Buying your first tourer

31/05/2011
With the popularity of caravan holidays in the UK on the rise, it is clear that more and more people will be on the lookout for a new tourer.
 
And with the 'staycation' being all the rage at present, many holidaymakers are likely to be in the market for their first-ever caravan.

With that in mind, it is essential that vacationers know just what to look for when searching for a new model that will suit them - and their friends' and family's needs - down to the ground.

One of the first things prospective buyers need to bear in mind is whether they want to go for a brand-new model or a second-hand vehicle.

For those wishing to purchase a never-before-used tourer, there are a number of options available to them.

Buying a caravan at a show can be a great place to check out a wide range of different makes and, as pointed out by The Camping and Caravanning Club, "you'll see all the latest layouts and styles and as the various dealers' sales people battle it out for orders you can get some great offers and discounts".

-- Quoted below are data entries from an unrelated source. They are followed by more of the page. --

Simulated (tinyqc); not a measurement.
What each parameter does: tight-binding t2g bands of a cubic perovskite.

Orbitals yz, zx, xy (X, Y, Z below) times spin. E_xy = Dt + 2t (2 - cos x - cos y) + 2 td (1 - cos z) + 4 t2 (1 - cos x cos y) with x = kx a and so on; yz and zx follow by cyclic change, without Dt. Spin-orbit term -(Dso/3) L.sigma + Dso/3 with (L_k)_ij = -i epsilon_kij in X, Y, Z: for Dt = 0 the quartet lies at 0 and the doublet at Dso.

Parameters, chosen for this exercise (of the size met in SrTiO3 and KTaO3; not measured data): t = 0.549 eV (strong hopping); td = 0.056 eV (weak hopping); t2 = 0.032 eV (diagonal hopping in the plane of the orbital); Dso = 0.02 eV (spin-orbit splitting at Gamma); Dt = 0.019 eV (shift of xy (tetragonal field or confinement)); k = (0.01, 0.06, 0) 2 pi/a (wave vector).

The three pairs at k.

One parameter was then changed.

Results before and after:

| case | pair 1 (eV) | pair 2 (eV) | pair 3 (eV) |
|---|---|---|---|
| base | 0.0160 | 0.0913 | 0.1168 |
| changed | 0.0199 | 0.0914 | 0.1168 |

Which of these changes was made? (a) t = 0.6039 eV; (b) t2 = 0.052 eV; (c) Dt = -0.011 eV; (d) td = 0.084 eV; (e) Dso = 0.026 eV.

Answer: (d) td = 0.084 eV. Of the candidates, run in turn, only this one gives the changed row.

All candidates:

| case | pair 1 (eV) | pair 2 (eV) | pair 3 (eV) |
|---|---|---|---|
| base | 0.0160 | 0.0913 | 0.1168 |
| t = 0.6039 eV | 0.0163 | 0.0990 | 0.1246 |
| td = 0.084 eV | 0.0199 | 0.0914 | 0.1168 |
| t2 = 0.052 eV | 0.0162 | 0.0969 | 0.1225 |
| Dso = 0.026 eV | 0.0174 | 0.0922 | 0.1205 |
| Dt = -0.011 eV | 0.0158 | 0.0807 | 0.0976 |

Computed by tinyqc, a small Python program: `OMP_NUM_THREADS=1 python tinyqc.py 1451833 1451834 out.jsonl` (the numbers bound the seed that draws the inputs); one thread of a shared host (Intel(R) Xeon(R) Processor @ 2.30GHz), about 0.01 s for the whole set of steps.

For those unable to attend an industry event, buying from a dealer can be one of the best ways for people to get their hands on a decent vehicle - with most selling both new and second-hand options.

And as the organisation again noted: "A local dealer close to your home is a great idea so it won't be far to drive back to sort out any problems or for regular servicing."

With family finances still stretched as the UK emerges from recession, many holidaymakers are likely to be in the market for a used tourer.

For these individuals, it is imperative they carry out a few more checks on prospective vehicles, as they need to make sure they will be getting their money's worth.

Camping and Caravanning UK has recommended would-be buyers make sure the caravan is free from rust, especially around the chassis area, while fresh paint could be a tell-tale sign of a quick cover-up.

People should give everything both outside and inside the vehicle a good look-over, the organisation suggested, including items such as the cooker, fridge, windows and beds.

"Check for leaks from any pipes in the van, also look around windows and the roof for signs of water damage and thus signs of leakage. If there is a smell of damp in the air then there could also be a problem," it added.

Preloved.co.uk, meanwhile, has reminded individuals that they have to take size specifications into consideration, especially with regard to their tow car.

The website noted the general rule of thumb is that a caravan should be no more than 85 per cent of the kerb weight of the vehicle - but those who are inexperienced when it comes to towing should aim for a lower weight than this.

This sentiment was echoed by Gocaravanning.com, which suggested motors with a relatively long wheelbase and a short overhang at the back tend to be more suitable for this purpose.

So, by bearing in mind a number of important factors - such as where to purchase a caravan and whom to buy it from, what to look for when picking a model up and making sure a tow vehicle is suitable - holidaymakers can be safe in the knowledge that they are picking up a caravan that will serve them well for years to come.